I have a question about the distinction between “page-locked” and “pinned” for a buffering scheme I’m working up for 32-bit code under WinXP x64 (long story).
Transferring host to device from pageable memory, I get a bandwidth of 2151 Mb/s.
Transferring host to device from pinned memory, I get a bandwidth of 5715 Mb/s.
AWE (Address Windowing Extensions) allows me to allocate physical RAM and then map virtual page ranges to it. The key system calls are:
AllocateUserPhysicalPages – to get the physical RAM
VirtualAlloc – to get a reserved page range
MapUserPhysicalPages – to associate the two
Note that I need the “Lock pages in memory” privilege to even be allowed to allocate physical pages from a user program, so it’s a good bet that the pages are locked. Also note that cudaMallocHost doesn’t need this privilege so the page allocation must be occurring somewhere inside the driver stack.
Transferring host to device from AWE memory, I get a bandwidth of 2148 Mb/s. I would have thought that I’d get more like 5715 Mb/s.

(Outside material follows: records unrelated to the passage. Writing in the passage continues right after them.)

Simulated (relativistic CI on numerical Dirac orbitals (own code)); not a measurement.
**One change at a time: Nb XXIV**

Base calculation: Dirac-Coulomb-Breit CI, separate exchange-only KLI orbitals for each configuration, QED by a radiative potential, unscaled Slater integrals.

So my question has two parts:
Does anyone know what distinction CUDA makes between memory allocated with cudaMallocHost and any other memory? Because it doesn’t appear to be solely based on page-locked-ness.
Has anyone run into this particular issue and have any idea how to get closer to the higher transfer rate?
I know I can copy between the two types of RAM but I’d rather not if there’s a less clunky solution.